Brattleboro’s culture is legendary. Even its chamber of commerce proclaims “the hippies have had a lasting influence on the town’s character and values.”
My friend Jill and I were there for a couple of days, so we were really able to get a sense of Brattleboro, and I can certify the chamber’s description.
Walking down an alley, we just happened upon the musicians in the video at the top of this post. While the video is shaky (because I was walking), the trio was fantastic! I hadn’t seen someone play the washtub bass since I was a kid in front of my grandparents’ TV set watching Hee Haw. Who knew?
We stayed outside the city limits at the KOA campground, where the owners keep a few goats. I have a real love for goats—they crack me up—and I was surprised to see them happily walking on leashes like dogs. Okay, like foraging dogs.
Speaking of farm animals on leashes, we heard about a local resident who frequently walks his pig through town, but since we missed them, here’s a video of what I assume is this duo.

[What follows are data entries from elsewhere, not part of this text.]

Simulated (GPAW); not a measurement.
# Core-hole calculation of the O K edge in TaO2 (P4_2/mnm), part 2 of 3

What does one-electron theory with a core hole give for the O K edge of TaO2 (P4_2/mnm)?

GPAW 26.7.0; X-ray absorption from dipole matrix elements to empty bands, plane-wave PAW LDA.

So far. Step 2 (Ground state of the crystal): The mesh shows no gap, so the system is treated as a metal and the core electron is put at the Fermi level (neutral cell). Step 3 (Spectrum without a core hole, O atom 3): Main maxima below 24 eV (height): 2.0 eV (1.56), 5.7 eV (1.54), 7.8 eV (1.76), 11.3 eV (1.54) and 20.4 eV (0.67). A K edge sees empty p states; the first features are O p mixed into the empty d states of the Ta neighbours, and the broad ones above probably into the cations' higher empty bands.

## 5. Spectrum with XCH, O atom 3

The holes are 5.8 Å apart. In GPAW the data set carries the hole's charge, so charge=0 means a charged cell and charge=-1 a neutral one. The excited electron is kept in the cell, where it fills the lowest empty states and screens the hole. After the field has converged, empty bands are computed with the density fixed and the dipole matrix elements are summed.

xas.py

Rush hour the Brattleboro way
Although it’s a town of less than 7,000 residents, traffic moves slowly through Brattleboro’s main artery, which leads to New Hampshire via the Anna Hunt Marsh bridge. Jill and I walked that bridge in the dappled sunshine of early September…lovely.
The bridge causes delays because it’s narrow—one lane in either direction—and because the railroad tracks cross right in front of it. It’s been deemed functionally obsolete by federal highway standards.
Riding into town one day at noon, we noticed a woman wearing a long, petal-hemmed skirt in vibrant colors. She caught my attention not only for that remarkable skirt, but also because she was waving her arms and using specific hand gestures in what seemed to be an attempt to smooth and settle the energy of the drivers and traffic flow. It looked vaguely to me like Reiki or maybe some other kind of energy work, and she was immersed in her practice. Sure ’nuff, we soon heard sirens responding to a call. By the time we had parked at the food co-op, a fire truck had threaded its way through traffic.
In another rush-hour, a woman on the sidewalk called out a car driver for texting and was applauded for her efforts by other pedestrians. That’s right, people in Brattleboro publicly shame scofflaws of Vermont’s no-texting-while-driving law. Gotta love it.
On the afternoon of our departure, there was a rush hour sidewalk demonstration in favor of funding a skate park—people of all ages waved signs and chanted. Hey! Skateboarders have rights too!
You learn a lot about a place during its rush hours, and hippie culture extends to them in Brattleboro too.
BMAC exposes downside of “car culture”
The Brattleboro Museum and Art Center is located on the top two floors of Union Station, situated on the rail line in front of the Anna Hunt Marsh bridge. At ground level is an Amtrak station.
What luck for me that the BMAC (as it’s called) was running an exhibit called “Road Trip: America Through the Windshield.”
The road has permanently changed the American landscape. It has allowed Americans to travel throughout the United States and learn more about the country’s diverse topography. Experiencing the landscape through the windshield has, at the same time, led to a certain alienation from it… ~BMAC
A lecture at the BMAC by psychotherapist Dave Cohen laid out “how the neuropsychology behind how the car radically mediates our sensory experience of the ecological and social environments we encounter.”
I took notes like there was no tomorrow, including:
- Cars are designed to restrict our access to the “real world”
- The limbic brain governs emotions and relies on sensory inputs, which are limited in a car. No wonder we love convertibles (and I love motorcycle travel)
- There are studies of kids who can’t draw their neighborhoods. Why? Because they don’t explore them
- We are antisocial when we get behind the wheel. Just watch this Disney short with Mr. Walker when he becomes Mr. Wheeler
The museum’s Flickr page offers a few pictures from the exhibit, which ran through October 2014; the BMAC isn’t a collecting museum.
A motorcyclist in a black dress
I got a nice mention in The Brattleboro Reformer when I visited the BMAC. I had to laugh when the reporter described me as a motorcyclist wearing a black dress. Doesn’t that sound like cocktail party attire? Ha!
Here’s the scoop: this year I learned that riding my motorcycle with a dress tucked into my riding pants makes touring in hot weather a (literal) breeze. Jump off the bike, take off your armored riding pants, let the dress drop and whew.
It’s a wonder dresses for men haven’t taken off…you don’t know what you’re missing, guys.
Brattleboro has its own “Nessie?”
I’m a fan of roadside kitsch, so of course I got this picture of what I thought was the Loch Ness Monster on a Brattleboro lake north of downtown.
When I posted it on Facebook my friends in New England were quick to point out that my photo was really “Champ,” the monster of Lake Champlain.
From quirky shops and earnest purveyors of local and organic food and drink, to street musicians and the arts, there is plenty too see and do in Brattleboro. No extra charge for hippie culture!